Born on May 8 1987, Mark Noble began his footballing career as a trainee at West Ham before loan spells took him to Hull and Ipswich. He could easily have stayed away from the car crash that has been the Hammers' season. Instead, he is desperate to help dig them out of trouble. He added: "In a way you have to be brought up round here to know what it is like for the fans. For some geezers it's their life. A lot of them just wait for the next Saturday for the game to come around. I feel so much of that through the people I know so it's hard when we get a result like we did against Spurs."

"I've lived near Upton Park for about 17 years. Places like Canning Town, East Ham and all around there. I have been going to the games since I was a small boy so it's great to play for the club but when we lose it is so hard. The up side, though, is that if you work hard and you lose, the fans back you. Just like they did in the Spurs game when they applauded us off the pitch. That's what we have got to do for the last 10 games - work hard, dig deep and try and create a miracle."

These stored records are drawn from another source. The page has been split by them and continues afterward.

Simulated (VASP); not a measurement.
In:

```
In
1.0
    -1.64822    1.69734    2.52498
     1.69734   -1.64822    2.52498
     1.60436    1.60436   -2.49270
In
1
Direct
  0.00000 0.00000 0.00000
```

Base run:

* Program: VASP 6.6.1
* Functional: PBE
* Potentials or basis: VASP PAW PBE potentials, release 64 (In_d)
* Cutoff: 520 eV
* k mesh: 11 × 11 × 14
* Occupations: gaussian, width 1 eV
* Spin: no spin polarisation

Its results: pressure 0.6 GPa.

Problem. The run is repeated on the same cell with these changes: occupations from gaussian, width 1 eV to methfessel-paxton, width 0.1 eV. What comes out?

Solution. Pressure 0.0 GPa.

"When I was younger my hero was Bobby Moore because my dad always told me about him. He told me that Bobby was just magnificent, that he was so calm and that he had an aura about him that some players get and some players never do. He told me that he had that respect as a World Cup winner and its a pleasure to be associated with a club that has had a player like that. It's even better to play in the same stadium that he did. Other heroes are players who have gone the same path as me, like Joey Cole and Michael Carrick and Frank Lampard. They have gone through the youth cup and the first team and I am still looking up to them. Glenn Roeder gave me the chance to come in when I was a kid and train with players like them and John Moncur who was a West Ham top boy. So now it means so much to me now to follow them."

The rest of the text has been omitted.